Last week, James O’Keefe’s Project Veritas released video showing Battleground Texas operative Jennifer Langoria admitting that the group uses its voter registration activities to conduct data-mining operations. It collects people’s personal information off of the voter registration forms it gets them to fill out, which is against state law governing the behavior of voter registrars in the state.
For a week, Democrat Wendy Davis has remained silent on the matter. The media in Texas have either clouded the issue or not asked her about it. Battleground Texas has defended the practice as legal.
But today, at the tail end of a Reuters infomercial on BGTX, the group admits that it has quietly scuttled the tactic. Reuters didn’t just bury the lead, it sunk it at the bottom of a trench.

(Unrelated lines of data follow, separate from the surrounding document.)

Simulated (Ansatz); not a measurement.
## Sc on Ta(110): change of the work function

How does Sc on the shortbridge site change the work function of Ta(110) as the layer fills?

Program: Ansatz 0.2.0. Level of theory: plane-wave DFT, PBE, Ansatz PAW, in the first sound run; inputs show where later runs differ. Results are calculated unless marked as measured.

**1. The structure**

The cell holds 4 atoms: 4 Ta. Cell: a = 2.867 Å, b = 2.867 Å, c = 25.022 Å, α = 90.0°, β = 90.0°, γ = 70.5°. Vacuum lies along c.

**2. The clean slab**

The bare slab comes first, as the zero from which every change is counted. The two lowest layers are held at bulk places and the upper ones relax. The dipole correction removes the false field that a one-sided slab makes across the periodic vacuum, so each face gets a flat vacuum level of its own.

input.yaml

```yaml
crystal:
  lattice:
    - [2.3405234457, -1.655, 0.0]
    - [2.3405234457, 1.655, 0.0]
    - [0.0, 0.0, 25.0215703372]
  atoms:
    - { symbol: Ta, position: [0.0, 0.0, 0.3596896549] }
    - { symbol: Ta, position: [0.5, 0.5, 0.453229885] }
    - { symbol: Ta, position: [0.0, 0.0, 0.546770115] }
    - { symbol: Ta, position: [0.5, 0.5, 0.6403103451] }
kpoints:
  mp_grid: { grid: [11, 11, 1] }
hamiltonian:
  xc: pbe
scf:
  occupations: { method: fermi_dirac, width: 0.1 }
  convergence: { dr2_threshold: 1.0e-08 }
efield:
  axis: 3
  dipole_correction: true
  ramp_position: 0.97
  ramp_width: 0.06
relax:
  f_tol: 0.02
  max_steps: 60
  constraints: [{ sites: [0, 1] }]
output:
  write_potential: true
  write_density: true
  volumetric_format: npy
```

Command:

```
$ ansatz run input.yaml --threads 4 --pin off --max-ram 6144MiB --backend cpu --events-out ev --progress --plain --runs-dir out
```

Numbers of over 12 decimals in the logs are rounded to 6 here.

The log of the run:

O’Keefe released a video last week showing Battleground volunteers copying phone numbers from voter-registration forms they had collected from residents, which Republicans say violated state law.
Brown said it was legal, but added that Battleground had discontinued the practice before the video came out.
“We decided to change it because the law was unclear and we knew attacks would be coming at some point,” she said.
Unclear? Not really. Texas Lt. Gov. David Dewhurst has called for the group to be investigated, but complicating that, the state attorney general’s office would be in charge of such an investigation. Texas’ attorney general is Greg Abbott, the Republican front-runner for governor. His opponent, Wendy Davis, is allied to Battleground Texas. Any state investigation would very likely have Democrats all over the country mischaracterizing it as a witch hunt and casting Davis and BGTX as the victims — not the perpetrators.